Limit data analysis by design

As nearly every human interaction now generates some form of data, systems should be designed to limit the invasiveness of data analysis by all parties in the transaction and networking.

Industry is gaining insights into and intelligence on our lives that were previously possessed by powerful Intelligence Agencies, and tomorrow their potential may exceed them. In the future, industry giants will have more insight into the world than the most powerful intelligence agencies. What they know and represent about us will have significant effects on individuals, groups, and whole societies.

What's the problem?

As a result of design choices in modern technologies, individual and collective behaviour is increasingly traceable. Metadata and logs, and other forms of observed data are generated of every interaction. The growing stores of data that companies and governments hold about individuals and groups is now automatically generated from human behaviour. This is at odds with how most users understand privacy as being about what they knowingly and overtly disclose to companies.

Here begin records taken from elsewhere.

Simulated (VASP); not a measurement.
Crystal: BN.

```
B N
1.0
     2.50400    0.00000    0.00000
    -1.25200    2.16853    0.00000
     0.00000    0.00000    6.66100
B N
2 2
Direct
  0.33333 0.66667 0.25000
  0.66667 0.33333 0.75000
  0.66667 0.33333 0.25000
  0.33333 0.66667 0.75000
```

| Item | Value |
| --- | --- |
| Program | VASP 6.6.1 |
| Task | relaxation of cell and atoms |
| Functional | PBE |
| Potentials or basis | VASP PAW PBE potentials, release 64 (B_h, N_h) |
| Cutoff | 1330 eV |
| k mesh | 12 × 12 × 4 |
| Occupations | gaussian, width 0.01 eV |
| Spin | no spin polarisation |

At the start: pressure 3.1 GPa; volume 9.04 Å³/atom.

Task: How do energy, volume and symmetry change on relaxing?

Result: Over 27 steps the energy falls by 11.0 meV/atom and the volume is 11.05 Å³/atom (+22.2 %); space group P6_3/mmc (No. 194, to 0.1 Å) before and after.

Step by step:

Powerful institutions with access to data now have unprecedented population-level knowledge about individuals, groups, communities, and whole nations and markets. With this knowledge they will have insight and intelligence on patterns of behaviour and other trends. They may identify customary behaviours and activities, as well as deviations. Even as these categories become divorced from the individual pieces of personal data, they provide powerful insights into how groups, societies and markets function. And they will likely be kept secret or understandable to the few. While monopolies are traditionally measured in terms of market power, this raises the question of how the data economy needs new ways to measure what qualifies as dominance in the marketplace.

Why this matters

In the future, industry giants will have more insight into the world than the most powerful intelligence agencies. What they know and represent about us will have significant effects on individuals, groups, and whole societies.

What we would like to see

We should be able to know the metadata and other observed and derived data that is generated through our interactions, and where this data leaks to and who has access, e.g. in WhatsApp and SMS or financial transactions, what does which provider have access to and what does that allow them to infer?

Individuals are asked for their consent when their data is to be used to generate analytics for purposes beyond their own direct advantage and legitimate interest, even if the data that is taken from their use is de-identified or anonymised.

Individuals should be able to filter-out metadata and other observed data and prevent processing on platforms, e.g. removing photo metadata and processing on platforms unless an individual wishes for metadata to be disclosed.

Where systems are de facto compulsory and it is impossible for individuals to object, they should be able to be pseudonymous and they must be able to represent themselves as is in their interests, which in inflexible systems would mean the ability to lie and fabricate data. The exception to this would be when systems have a legitimate and specific purpose, as those systems would minimise data, which should be the default.

Even as the user-interface of devices and services disappears and background processing takes more data than under knowledgeable consent, we need more transparency of the data processing on devices and the data emerging from devices and services. Just as firewalls are able to identify and interfere with flows of data from computers, we want to see innovations that give individuals controls over data emerging from other technologies, whether from scripts running on websites to IoT devices calling home.

What this will mean

Competition law would have to consider dominance of a company through the knowledge is has on individuals activities, intelligence and insight it possesses on individuals and groups and whole societies, and the choices it made through the design of systems.

User-generated content systems will permit users to control data disclosure, including through the restraint and even fabrication of observed data. A location tracking and communications tool should allow the user to mis-represent their location to others, instead of relying only on system-generated GPS data – and exceptions to this rule must be clear, e.g. gaming. By design these systems must allow for reduction of observed, derived and inferable data, e.g. in photos and posts.

Platforms should limit ability of third parties to conduct unlawful surveillance, and these third parties should not be able to collect personal data (e.g. photo location) except when necessary and proportionate to a legitimate aim. They should also inform users what data is accessible to third parties, how, and under what circumstances.

Essential reform actions

Regulators will need to broaden their remits around data, intelligence, and power, e.g. competition regulators need to reflect upon data, data protection regulators need to increase the scope of their work to consider analytics, anonymous data, group privacy.

Stronger controls on social media to prevent the generation of SOCMINT, and stronger rules on access by third parties.